Were we all to attend a class, and to “whiteboard” the prevailing curriculum since the late 1960’s in our public schools, and even endorsed by our institutions and government itself, we would all have to conclude that the Far Left and their attitudes and beliefs have not only prevailed, but become doctrine. And those tenets are all Far Left and Socialist.
It doesn’t help that government over-reach and regulation has strangled our supply chains and delivery systems in costs that are creating inflation that runs prices to the ridiculous.
I have to laugh and provide you with a comical anecdotal example. I’ve embraced the idea of a Guinness sparingly, in particular these days during a World Cup game. Now please realize that I am temporarily housed in a tourist resort town, where the local merchants love to gouge the weekend warriors and new weekly tenants, but still, I purchased an eight pack of Guiness cans and the price came to $ 32. For eight beverages. Four dollars a beer for a product that I serve myself at home. I’m 68 years of age, sorry if I find that to be just ridiculous, considering that when I began consuming alcohol you could purchase a regular six pack for sixty-nine cents, and a premium six-pack for ninety-nine cents if you pallet was accustomed to Michelob.

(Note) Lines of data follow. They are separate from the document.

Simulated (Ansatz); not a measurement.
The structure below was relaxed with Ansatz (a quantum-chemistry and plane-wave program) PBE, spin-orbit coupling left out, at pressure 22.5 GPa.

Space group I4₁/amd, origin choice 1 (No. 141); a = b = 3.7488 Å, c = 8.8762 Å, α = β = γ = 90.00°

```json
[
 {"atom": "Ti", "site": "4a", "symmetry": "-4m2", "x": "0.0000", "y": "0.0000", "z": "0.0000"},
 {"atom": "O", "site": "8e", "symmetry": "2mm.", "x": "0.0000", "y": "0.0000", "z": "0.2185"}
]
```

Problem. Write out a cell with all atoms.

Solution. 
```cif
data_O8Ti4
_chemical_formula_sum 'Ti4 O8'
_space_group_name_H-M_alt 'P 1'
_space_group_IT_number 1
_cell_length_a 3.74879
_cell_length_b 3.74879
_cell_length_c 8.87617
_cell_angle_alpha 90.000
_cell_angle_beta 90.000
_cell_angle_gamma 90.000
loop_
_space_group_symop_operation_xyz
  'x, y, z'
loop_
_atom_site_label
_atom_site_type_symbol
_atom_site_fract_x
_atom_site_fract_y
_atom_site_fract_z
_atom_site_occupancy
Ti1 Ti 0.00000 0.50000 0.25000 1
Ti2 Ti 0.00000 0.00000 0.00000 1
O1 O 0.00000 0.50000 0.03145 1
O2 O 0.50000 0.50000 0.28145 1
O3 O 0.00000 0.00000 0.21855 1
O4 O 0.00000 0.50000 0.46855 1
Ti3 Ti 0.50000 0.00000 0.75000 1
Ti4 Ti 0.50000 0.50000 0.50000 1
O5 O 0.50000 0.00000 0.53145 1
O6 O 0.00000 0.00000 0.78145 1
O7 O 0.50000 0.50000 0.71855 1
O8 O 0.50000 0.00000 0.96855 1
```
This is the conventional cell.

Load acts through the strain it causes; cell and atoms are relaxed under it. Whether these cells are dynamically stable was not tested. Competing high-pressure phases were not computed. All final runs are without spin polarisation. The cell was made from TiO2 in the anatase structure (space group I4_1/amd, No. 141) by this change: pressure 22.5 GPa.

I don’t think I paid four dollars a pint in Ireland last year at a bar where they actually served me the drink and had payroll and overhead.
Our younger generations are entering a competitive job market where salaries don’t stretch to provide an affordable living, at the same time housing costs, automobile costs, insurance costs, energy costs, all costs appear to have spiraled out-of-reach for the masses. They feel as if no matter how hard they work, or no matter how up the ladder they rise, they cannot accumulate enough wealth to cover the downpayment and mortgage on a home of their own. They watch as car prices for the SUV they need to ferry around a family has a monthly cost that runs over a grand. At every turn they are burdened with a cost that easily eats their combined monthly income.
Worse, they’ve calculated the earnings for the position they want and desire, two rungs up the ladder from where they are, and have realized that even earning at that salary rate will not provide the income required to live the lifestyle they desire.
And perhaps that is the biggest problem facing us all.
If you’ve lost hope in your own future, if even after advancement up the ladder you realize a world of struggle and toil, one gains a strong desire to step off the merry-go-round, and to pursue a more socialistic approach that levels the playing field for you a bit.
Think about this, because it is a truly salient point.
The wealthy have accrued to themselves so much money that costs no longer matter. An eight hundred dollar night out at the baseball or pro hockey game in town is not a burden, but an expected expense and hurdle easily cleared.
But for our shrinking middle class the idea of taking the family of four to a ballgame night out, where the costs add to six to eight hundred dollars, for a single night’s entertainment, that seemingly minor decision has a big impact on the family budget.
And worse, they look below themselves and see an entire lower class that doesn’t work, has their lifestyle provided by our government for free, and whose stress level doesn’t appear to be worse than their own.
The poor right now are provided free housing, free healthcare, free food, and a monthly cash stipend that can add up to seventy thousand dollars. To earn that much spendable cash after taxes a middle class family would have to earn near a hundred thousand dollars combined income.
Our middle class youth look toward their two divergent paths, work hard to get rich, where they don’t see any path at all, and they look downward toward our socialistic treatment of the lower class who are wards of the state, and have decided that socialism might work best to suit their needs. They’d like to exit the grocery store after handing over a SNAP card and not see their own bank account shrink dramatically.
We have socialism for an entire class here in America, our lower class. Our new immigrants. They all live in a socialistic system, not a capitalist system.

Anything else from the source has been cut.